This small tips shows an example how to build a small SQL Server function utilizing a Common Table Expression (CTE) to replace undesired characters from an input string.
Introduction
This tip shows an example how to build a small SQL Server function utilizing a Common Table Expression (CTE) to replace undesired characters from an input string. While this function can be used in a SELECT
statement, it can also be used for example in UPDATE
statements to sanitize data or even in WHERE
clauses. When used as a part of a WHERE
clause, please bear in mind that the performance may degrade dramatically, just like with any function when used as a condition.

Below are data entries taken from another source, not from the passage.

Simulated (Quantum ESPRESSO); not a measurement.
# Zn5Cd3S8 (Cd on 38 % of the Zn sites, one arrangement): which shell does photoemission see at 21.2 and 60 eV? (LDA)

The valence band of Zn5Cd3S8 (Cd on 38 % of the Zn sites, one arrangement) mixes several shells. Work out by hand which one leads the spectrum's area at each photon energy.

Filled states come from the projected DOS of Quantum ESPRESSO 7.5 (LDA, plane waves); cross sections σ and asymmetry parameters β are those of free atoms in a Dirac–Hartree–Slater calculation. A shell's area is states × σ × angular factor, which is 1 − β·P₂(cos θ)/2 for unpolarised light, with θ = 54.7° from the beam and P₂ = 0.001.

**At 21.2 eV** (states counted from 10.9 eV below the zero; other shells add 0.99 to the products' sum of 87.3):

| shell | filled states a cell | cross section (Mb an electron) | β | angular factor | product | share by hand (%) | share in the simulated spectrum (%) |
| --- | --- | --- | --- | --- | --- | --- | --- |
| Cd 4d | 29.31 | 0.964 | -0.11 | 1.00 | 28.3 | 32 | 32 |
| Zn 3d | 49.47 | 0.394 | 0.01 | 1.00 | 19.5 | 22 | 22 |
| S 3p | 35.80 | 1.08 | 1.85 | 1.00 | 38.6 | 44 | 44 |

The same functionality could be achieved in many different ways, like with regular expression, T-SQL loops, etc, so this is just one way to do this.
Using the input data
So the goal is to create the function described above. Let's break the task into pieces. First thing we need to do, is to use the input string and the string of characters to replace, as data in a SELECT
statement. This is simple to do as a variable can be used as a column without any tables in a query. Consider the following example
BEGIN
DECLARE @stringToReplace nvarchar(MAX) = 'this% contains ! illegal/ chars',
@charsToReplace nvarchar(100) = '!"#¤%&/()=?',
@replacement nvarchar(1) = '';
SELECT @stringToReplace, @charsToReplace
END;
This returns our data nicely on a single row
(No column name) (No column name)
this% contains ! illegal/ chars !"#¤%&/()=?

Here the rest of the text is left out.